UPDATE 2017-04-03: Unicode strings are used when needed. See the update post.
You can uncover an artifact from the deepest and darkest depths of an operating system and build a tool to rip it apart for analysis, but if everybody stares at it with a confused look on their faces it won’t gain acceptance and no one will use this new thing you did. Something about forensics, Daubert, Frye, etc., not to mention plain reasoning.
With that said, this post is a followup to my previous post about the Python and EnScript carving tools that can be used to analyze data from the WMI repository database, and more specifically, the class CCM_RecentlyUsedApps that is contained within. That post was about the structure of the records, and how to locate and then parse the meaningful data into property lists. This post is about what these properties mean and how they can be used.
The indexing of the WMI repository uses hashes to better store and locate the various namespaces and classes in the file. These hashes are placed at the beginning of each of these records. The way the hashes are calculated are discussed in the previous post.

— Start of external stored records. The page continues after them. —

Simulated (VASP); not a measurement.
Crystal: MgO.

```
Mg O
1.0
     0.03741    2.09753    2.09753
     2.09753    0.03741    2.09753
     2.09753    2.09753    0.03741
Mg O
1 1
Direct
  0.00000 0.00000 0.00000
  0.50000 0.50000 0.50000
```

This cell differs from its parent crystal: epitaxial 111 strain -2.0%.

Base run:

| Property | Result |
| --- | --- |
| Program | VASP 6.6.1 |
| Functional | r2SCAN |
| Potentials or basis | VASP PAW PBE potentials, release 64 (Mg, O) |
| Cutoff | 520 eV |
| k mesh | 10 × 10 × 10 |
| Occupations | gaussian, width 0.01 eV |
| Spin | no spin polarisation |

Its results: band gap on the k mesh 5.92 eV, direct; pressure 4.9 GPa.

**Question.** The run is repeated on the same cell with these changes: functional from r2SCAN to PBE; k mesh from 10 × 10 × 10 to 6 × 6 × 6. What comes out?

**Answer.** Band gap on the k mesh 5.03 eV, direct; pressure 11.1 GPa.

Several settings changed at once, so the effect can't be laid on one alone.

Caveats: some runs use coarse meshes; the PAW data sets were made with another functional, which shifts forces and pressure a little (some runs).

There are two date properties that are part of the record header, in the Microsoft FileTime format that occupies 8 bytes each. Both of these dates are stored in UTC. With these dates being part of the record header, they will be found on records in all types of classes, not just those being used with the CCM_RecentlyUsedApps tracking.
Timestamp1 indicates the last date the system had some sort of checkin or assessment from the SCCM server. It will be the same for all actively allocated records. You will very likely find previous dates on some records when using the carving method since there are records that get deallocated but not overwritten. The systems that I have analyzed these artifacts from have all had roughly a week between the various dates. I suspect this is a configuration setting that an SCCM admin would be able to modify.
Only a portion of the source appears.